Labour leadership hopeful Andy Burnham will not accept an inflation-busting 10% pay rise planned for MPs.
The £7,000 increase, which will take MPs' salaries to £74,000, has been proposed by the Independent Parliamentary Standards Authority (Ipsa).
Mr Burnham said if the planned hike goes ahead he will turn it down at source or donate the money to "local groups".
The shadow health secretary said the proposed rise "cannot be justified".
Ipsa has launched a final review of the plans, declaring it could see no "material" reason to change them.
Unless a consultation produces "new and compelling evidence" by the end of the month, the move will be confirmed, with the rise backdated to May 8.
The increase was originally unveiled in 2013 to address complaints that MPs' pay has dropped behind that for other jobs.
Writing on Twitter, Leigh MP Mr Burnham said: "I have always been clear that 10% pay rise for MPs cannot be justified. I won't accept it. Will turn down at source or give to local groups."
David Cameron is set to receive the £7,000 pay rise despite previously branding the increase "unacceptable".
Downing Street has made clear the Prime Minister will not seek to block Ipsa's proposal - and he will personally get the extra money.
It means that, having declared last month that ministerial pay was being frozen for the duration of the parliament, Mr Cameron is in line for an effective 5% bump in his total remuneration, while Cabinet ministers' overall pay will increase by 5.2%.
Downing Street said that although Mr Cameron still opposed the backdated increase in MPs' pay, it was ultimately a matter for Ipsa to determine.

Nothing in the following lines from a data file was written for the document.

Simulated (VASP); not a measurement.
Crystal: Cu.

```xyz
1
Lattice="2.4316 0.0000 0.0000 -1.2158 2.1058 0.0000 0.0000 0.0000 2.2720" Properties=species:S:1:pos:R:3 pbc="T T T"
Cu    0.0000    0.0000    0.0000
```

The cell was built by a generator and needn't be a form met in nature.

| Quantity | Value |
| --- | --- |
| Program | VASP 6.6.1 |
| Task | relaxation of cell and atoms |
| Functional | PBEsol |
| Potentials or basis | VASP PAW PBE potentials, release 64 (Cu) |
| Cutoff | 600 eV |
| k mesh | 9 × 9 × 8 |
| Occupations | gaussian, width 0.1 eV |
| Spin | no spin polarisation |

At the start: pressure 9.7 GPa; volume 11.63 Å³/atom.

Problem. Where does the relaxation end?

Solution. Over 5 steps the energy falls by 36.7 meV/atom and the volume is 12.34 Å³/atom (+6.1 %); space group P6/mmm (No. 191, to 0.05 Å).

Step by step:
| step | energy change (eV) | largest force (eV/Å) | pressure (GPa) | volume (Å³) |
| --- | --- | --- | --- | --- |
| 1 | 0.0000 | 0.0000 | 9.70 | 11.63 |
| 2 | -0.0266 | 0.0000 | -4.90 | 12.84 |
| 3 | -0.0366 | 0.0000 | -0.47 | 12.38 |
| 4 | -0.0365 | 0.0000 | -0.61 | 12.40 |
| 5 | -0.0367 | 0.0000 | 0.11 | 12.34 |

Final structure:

The premier's spokeswoman said he was focused on areas where he had the power to bring down the cost of politics, including proposals for boundary changes to reduce the number of MPs at Westminster.
The government element of salaries has been frozen until 2020, but unlike in the last parliament, the rise for MPs will not be offset by cutting ministerial pay.
Mr Cameron's total package will therefore rise by 5% this year, from £142,500 to £149,440.
Blocking the rise for rank-and-file MPs would have required a change in the law, and with a slim majority it was far from clear whether Mr Cameron would have been able to carry a vote in the Commons.
The document issued by Ipsa stressed that due to cuts in pensions and expenses - such as a ban on claiming for evening meals - the overall package of changes will not cost taxpayers "a penny more".
Mr Cameron is not intending to turn down the additional money, his official spokeswoman indicated.
Asked whether the Prime Minister would follow Mr Burnham's lead in refusing the rise or donating the money to charity, the spokeswoman told a Westminster media briefing: "The Prime Minister's approach is clear. He has opposed this increase.
"It is for Ipsa as an independent body to determine what MPs are paid. The Prime Minister is an MP."
She added: "There is MPs' pay set by Ipsa. The salary that the PM controls is ministerial pay. When he entered office he cut ministerial pay and then he froze it. He made clear a couple of weeks ago that he will freeze it for five more years. That is freezing ministerial pay for a decade."
Liz Kendall, another of the Labour leadership contenders, will also refuse to take the pay rise recommended by Ipsa.
The shadow care minister and MP for Leicester West said the plans were "completely wrong" when Ipsa recommended the rise and her spokesman confirmed her views had not changed.
She told the Leicester Mercury in 2013: "I oppose it, I'll try and change it, and if Ipsa refuses, I won't take it."
Asked if that remained her position and that she would not accept the money, her spokesman said: "Correct."
A Labour spokeswoman indicated that the party's acting leader Harriet Harman would not take the additional money.
She would not give details on an "individual by individual" basis on how Labour MPs would respond to the expected pay rise.
But she said Ms Harman had made clear that Labour regards a rise in MPs' take-home pay as "unacceptable" at this point, and she would therefore be "very surprised" if the leader chose to take the money.
A spokesman for Labour leadership contender Yvette Cooper announced that she would not be taking the proposed pay rise.
"Yvette thinks its wrong to have 10% at a time when the deficit is still high and public services are about to be cut," said the spokesman.
"She thinks Ipsa should withdraw it and the Prime Minister should step in to prevent it. If it goes through she won't take it, but she thinks Ipsa and the Prime Minister should sort it out before that."